New York- Yesterday marked the centenary of the 1915 Armenian genocide. Armenians and their supporters in the international human rights arena describe the massacres as a calculated genocide undertaken by the Ottoman military in the midst of the Great War (World War I) in eastern Anatolia whilst many nationalist Turks insist on referring to the murderous episode as the ‘events’ of 1915 with their own narrative of victimhood at the hands of great powers.
In the summer of 1999, I explored some of the remnants of ancient Armenia that reside in the present day Turkish republic. The scant remains of Urartu, the proto-Armenain Iron Age civilization, set my imagination alight at the time. This setting is where I first discovered the highly complex, painful history of Turks, Kurds, and Armenians as a university student. In the days before the rise of Erdogan and the Islamist-imbued AK Parti, Turkey was still steeped in secularist 20th century Kemalism which contained a heavy element of historical denial when it comes to the minorities cultures within Turkey’s borders.
After my tour around Ararat that summer, I continued on to the devastated ruins of Ani, a capitol of ancient Armenia that was rocked by an earthquake in 1319 A.D. from which it never recovered. I had to run around Kars to get permission to visit the place and was escorted by a young English-speaking conscript who made sure I didn’t point my camera toward the guard towers across the ravine where Armenian soldiers gazed upon us. There was even a hostel legend that a Japanese tourist who thought he was immune to the rules was shot by an Armenian (or Soviet/Russian) soldier looking down from a guard tower for attempting to photograph the other side. I never learned whether the story was myth or fact but I didn’t want to find out first hand.

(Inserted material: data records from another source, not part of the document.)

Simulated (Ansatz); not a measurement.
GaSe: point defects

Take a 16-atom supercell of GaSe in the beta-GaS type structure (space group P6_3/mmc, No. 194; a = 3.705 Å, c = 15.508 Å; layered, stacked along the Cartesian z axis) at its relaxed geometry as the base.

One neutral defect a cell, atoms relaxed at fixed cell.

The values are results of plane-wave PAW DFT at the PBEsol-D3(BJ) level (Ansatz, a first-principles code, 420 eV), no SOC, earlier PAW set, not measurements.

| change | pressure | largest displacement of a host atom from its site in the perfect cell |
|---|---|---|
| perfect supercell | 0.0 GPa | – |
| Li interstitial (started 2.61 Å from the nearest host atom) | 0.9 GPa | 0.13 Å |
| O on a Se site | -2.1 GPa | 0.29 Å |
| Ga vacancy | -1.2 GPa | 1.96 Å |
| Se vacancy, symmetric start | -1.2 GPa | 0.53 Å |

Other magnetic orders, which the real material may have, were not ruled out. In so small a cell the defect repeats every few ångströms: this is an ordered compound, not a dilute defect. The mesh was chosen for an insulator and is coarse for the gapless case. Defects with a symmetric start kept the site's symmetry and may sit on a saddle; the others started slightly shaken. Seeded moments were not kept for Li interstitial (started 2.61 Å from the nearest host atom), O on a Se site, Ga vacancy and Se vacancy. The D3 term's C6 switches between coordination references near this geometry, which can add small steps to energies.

These ruins once represented the boundary of the Cold War dividing NATO member Turkey and then Soviet Armenia. They were gained by the Ottomans in Istanbul following the signing of the Brest-Litovsk Treaty of 1918 where the Bolsheviks ceded the ruins to Ottoman Turkey. The cultural angle is a humiliating one for Armenians who seek territorial concessions from modern day Turkey as the ruins are visible from Armenia in the same manner as the aforementioned Mt. Ararat. Not having control of these sacred places is part of the larger narrative of the genocide as a mechanism of disenfranchisement. A crying out not universally accepted.
In the hundred years that have followed the genocide, sometimes described as an ethnic deportation of disloyal Ottoman subjects gone awry in the Turkish narrative, relations between the two ethnic nations have still not come to a lasting accord to the benefit of both sides. Though anti-Turkish Armenian terrorism ebbed long ago from its heyday in the 1970s and 1980s, the war of rhetorical stances continues. Ani was totally abandoned by the 1700s but it seems to symbolize the purge of the Armenians that would come later during the early 1900s as the people descended from this civilization were mostly purged, never to return en masse. The mountains and the partially intact churches stand. The grievances persist. History seems to be at a standstill on this issue despite a 100 years having passed. Yet life must move forward.